RecordReaderFactory
Implementations: CSVReader
JsonPathReader
AvroReader
CEFReader
Syslog5424Reader
JsonTreeReader
WindowsEventLogReader
XMLReader
SyslogReader
JASN1Reader
ReaderLookup
ParquetReader
GrokReader
ScriptedReader
YamlTreeReader
ExcelReader
Name | Description |
---|---|
failure | If the bundle cannot be created, all FlowFiles that would have been used to created the bundle will be transferred to failure |
original | The FlowFiles that were used to create the bundle |
merged | The FlowFile containing the merged records |
Name | Description |
---|---|
fragment.identifier | Applicable only if the <Merge Strategy> property is set to Defragment. All FlowFiles with the same value for this attribute will be bundled together. |
fragment.count | Applicable only if the <Merge Strategy> property is set to Defragment. This attribute must be present on all FlowFiles with the same value for the fragment.identifier attribute. All FlowFiles in the same bundle must have the same value for this attribute. The value of this attribute indicates how many FlowFiles should be expected in the given bundle. |
Name | Description |
---|---|
record.count | The merged FlowFile will have a 'record.count' attribute indicating the number of records that were written to the FlowFile. |
mime.type | The MIME Type indicated by the Record Writer |
merge.count | The number of FlowFiles that were merged into this bundle |
merge.bin.age | The age of the bin, in milliseconds, when it was merged and output. Effectively this is the greatest amount of time that any FlowFile in this bundle remained waiting in this processor before it was output |
merge.uuid | UUID of the merged FlowFile that will be added to the original FlowFiles attributes |
<Attributes from Record Writer> | Any Attribute that the configured Record Writer returns will be added to the FlowFile. |
Combine together many arbitrary Records in order to create a single, larger file
Configure the "Record Reader" to specify a Record Reader that is appropriate for the incoming data type.
Configure the "Record Writer" to specify a Record Writer that is appropriate for the desired output data type.
Set "Merge Strategy" to Bin-Packing Algorithm
.
Set the "Minimum Bin Size" to desired file size of the merged output file. For example, a value of 1 MB
will result in not merging data until at least
1 MB of data is available (unless the Max Bin Age is reached first). If there is no desired minimum file size, leave the default value of 0 B
.
Set the "Minimum Number of Records" property to the minimum number of Records that should be included in the merged output file. For example, setting the value
to 10000
ensures that the output file will have at least 10,000 Records in it (unless the Max Bin Age is reached first).
Set the "Max Bin Age" to specify the maximum amount of time to hold data before merging. This can be thought of as a "timeout" at which time the Processor will
merge whatever data it is, even if the "Minimum Bin Size" and "Minimum Number of Records" has not been reached. It is always recommended to set the value.

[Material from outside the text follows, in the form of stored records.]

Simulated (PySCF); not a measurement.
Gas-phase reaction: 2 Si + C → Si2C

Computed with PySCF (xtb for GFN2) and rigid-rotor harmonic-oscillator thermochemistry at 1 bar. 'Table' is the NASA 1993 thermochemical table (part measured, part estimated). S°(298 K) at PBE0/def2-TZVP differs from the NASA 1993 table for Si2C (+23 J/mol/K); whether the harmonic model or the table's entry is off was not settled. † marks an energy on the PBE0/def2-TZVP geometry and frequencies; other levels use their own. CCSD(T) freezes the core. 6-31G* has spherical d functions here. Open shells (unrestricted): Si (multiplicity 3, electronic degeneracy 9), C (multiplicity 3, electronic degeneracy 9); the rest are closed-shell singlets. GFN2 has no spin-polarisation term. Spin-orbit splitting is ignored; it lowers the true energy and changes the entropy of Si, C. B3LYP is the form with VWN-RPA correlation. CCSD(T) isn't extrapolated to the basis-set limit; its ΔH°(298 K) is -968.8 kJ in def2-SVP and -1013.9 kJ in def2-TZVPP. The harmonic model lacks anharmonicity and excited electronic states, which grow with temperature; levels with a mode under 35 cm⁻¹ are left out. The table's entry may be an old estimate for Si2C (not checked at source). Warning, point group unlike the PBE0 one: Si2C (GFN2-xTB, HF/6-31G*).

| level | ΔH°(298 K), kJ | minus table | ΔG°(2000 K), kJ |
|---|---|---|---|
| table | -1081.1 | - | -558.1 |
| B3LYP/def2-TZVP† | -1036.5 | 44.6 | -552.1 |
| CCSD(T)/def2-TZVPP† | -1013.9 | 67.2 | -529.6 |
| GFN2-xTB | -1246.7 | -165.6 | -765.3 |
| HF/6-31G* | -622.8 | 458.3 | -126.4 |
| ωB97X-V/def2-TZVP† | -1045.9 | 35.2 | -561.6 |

A reasonable default might be 10 mins
if there is no other latency requirement.
Connect the 'merged' Relationship to the next component in the flow. Auto-terminate the 'original' Relationship.
Combine together many Records that have the same value for a particular field in the data, in order to create a single, larger file
Configure the "Record Reader" to specify a Record Reader that is appropriate for the incoming data type.
Configure the "Record Writer" to specify a Record Writer that is appropriate for the desired output data type.
Add a single additional property. The name of the property should describe the field on which the data is being merged together.
The property's value should be a RecordPath that specifies which output FlowFile the Record belongs to.
For example, to merge together data that has the same value for the "productSku" field, add a property named productSku
with a value of /productSku
.
Connect the "success" Relationship to MergeRecord.
Auto-terminate the "original" Relationship.
Configure the "Record Reader" to specify a Record Reader that is appropriate for the incoming data type.
Configure the "Record Writer" to specify a Record Writer that is appropriate for the desired output data type.
Set "Merge Strategy" to Bin-Packing Algorithm
.
Set the "Minimum Bin Size" to desired file size of the merged output file. For example, a value of 1 MB
will result in not merging data until at least
1 MB of data is available (unless the Max Bin Age is reached first). If there is no desired minimum file size, leave the default value of 0 B
.
Set the "Minimum Number of Records" property to the minimum number of Records that should be included in the merged output file. For example, setting the value
to 10000
ensures that the output file will have at least 10,000 Records in it (unless the Max Bin Age is reached first).
Set the "Maximum Number of Records" property to a value at least as large as the "Minimum Number of Records." If there is no need to limit the maximum number of
records per file, this number can be set to a value that will never be reached such as 1000000000
.
Set the "Max Bin Age" to specify the maximum amount of time to hold data before merging. This can be thought of as a "timeout" at which time the Processor will
merge whatever data it is, even if the "Minimum Bin Size" and "Minimum Number of Records" has not been reached. It is always recommended to set the value.
A reasonable default might be 10 mins
if there is no other latency requirement.
Set the value of the "Correlation Attribute Name" property to the name of the property that you added in the PartitionRecord Processor. For example, if merging data
based on the "productSku" field, the property in PartitionRecord was named productSku
so the value of the "Correlation Attribute Name" property should
be productSku
.
Set the "Maximum Number of Bins" property to a value that is at least as large as the different number of values that will be present for the Correlation Attribute.
For example, if you expect 1,000 different SKUs, set this value to at least 1001
. It is not advisable, though, to set the value above 10,000.
Connect the 'merged' Relationship to the next component in the flow.
Auto-terminate the 'original' Relationship.